Amoris Laetitia, Pastoral Care, & Discernment
Pastoral Care of the Married and Divorced
The below article (“On Discernment”) is a great blog post about “Amoris Laetitia.” It echoes my own sentiment regarding pastoral discernment.
I argued (http://www.johnthebaptistmoora.com/346443107/4531752/posting/what-s-the-right-thing-to-do-to-hook-up-with-you) that Jesus wouldn’t be “loving you if he were to preach anything other than repentance. He wills that we turn away from sin, and turn back to God. For that reason, he pulled up the Samaritan woman for her adultery. He challenged her…Repent, sin no more. Be faithful to Jesus. He will give you life. Amen.”
And as pastoral care is modelled on the care Jesus gave, it involves pastors calling their parishioners to repentance (i.e., correcting them - see Can. 529). The question is more about how to do this with love and sensitivity, whilst delivering pastoral care.
The conclusion of “On Discernment” is similar “So any process of discernment that is not aimed at ending the adultery is the opposite of mercy. And any sexual intimacy in a second union, where the first is valid and endures, is adultery, as Our Lord clearly taught.”

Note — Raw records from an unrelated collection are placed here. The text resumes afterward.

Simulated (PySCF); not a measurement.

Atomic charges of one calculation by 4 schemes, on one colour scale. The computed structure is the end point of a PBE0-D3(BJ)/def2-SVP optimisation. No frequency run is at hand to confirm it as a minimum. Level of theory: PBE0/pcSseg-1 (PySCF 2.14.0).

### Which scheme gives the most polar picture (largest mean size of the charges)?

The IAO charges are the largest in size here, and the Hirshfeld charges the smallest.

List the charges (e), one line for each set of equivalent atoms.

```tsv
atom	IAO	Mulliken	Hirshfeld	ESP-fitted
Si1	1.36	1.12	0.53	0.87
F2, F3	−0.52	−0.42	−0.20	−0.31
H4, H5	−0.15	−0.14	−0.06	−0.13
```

By Countercultural Father http://ccfather.blogspot.com.au/2017/08/on-discernment.html
In all the talk around the more revolutionary interpretations of Amoris Laetitia, the word discernment comes up.
It came up yesterday in a twitter conversation I was having on the topic with @thirstygargoyle - he had responded to my previous post about Jurisprudence and Imprudence by tweeting: It's important to note, I think, that Amoris deals with how to pick up pieces afterwards, and proposes an *augmented* internal forum. By which I mean, it proposes that discernment is guided by a priest, and is not a purely solitary exercise.
I asked: What is the discernment aimed at discerning? That is what nobody has (yet) explained to me... That the previous marriage was null?
To which he replied: It will vary from case to case. There'll be a huge range of variants.
We chatted on for quite a while, but really got no further in terms of what is being discerned.
And that worries me.
For I think that some interpreters of AL may help people to 'discern' that their previous marriage was in fact null, so they are free to treat their new union as a real marriage. Others may help people to discern that in their particular situation, it would be impossible to separate, so they too could treat their new union as a real marriage. And so on.
@thirstygargoyle makes the point that Familiaris Consortio suggests that 'the situations of individuals who had remarried after divorces were different and needed to be treated differently.' But nowhere does Familiaris Consortio or any other teaching document of the Church suggest that 'differently' might mean acknowledging a second union as legitimate when a first valid marriage endures. Yet that seems the direction of travel of many interpreters of AL.
For what it's worth, my view is that discernment should be a process that leads the individual to realise the incompatibility of living with a second partner as a spouse with the life of grace; and therefore implies a penitential path which is aimed to a resolution of the irregularity: that is to say, a cessation of the adultery. For such is the path of mercy. And whilst someone is determined to persist in adultery, such a determination de facto means they are not in a position to receive Holy Communion. That is not necessarily a judgement that they are in mortal sin; but if they are not, then they are in a state of ignorance with regard to the teaching of the Church that is also incompatible with full (and therefore eucharistic) communion.
I think the underlying problem with some interpreters of AL is that they do not really think any harm is being done by those in second unions. If the first marriage is truly over (say the other spouse has abandoned the one in discernment irrevocably), then what's the problem?
The first problem is precisely there: the first marriage is not truly over, even if the other spouse has abandoned the one in discernment irrevocably. In such a case the marriage still endures, and that means that the second party is not free to enter a new union (that's rather what we mean when we promise 'for better of for worse, till death do us part.')
The second problem is that sin harms us and others. Any sin. Every time. Even when culpability is reduced, sin is still evil, and still harmful. The abortionist who truly and sincerely believes he is helping a distressed pregnant woman is still doing something evil, even though his culpability may be minimal or non-existent. The adulterer is no different.
So any process of discernment that is not aimed at ending the adultery is the opposite of mercy. And any sexual intimacy in a second union, where the first is valid and endures, is adultery, as Our Lord clearly taught.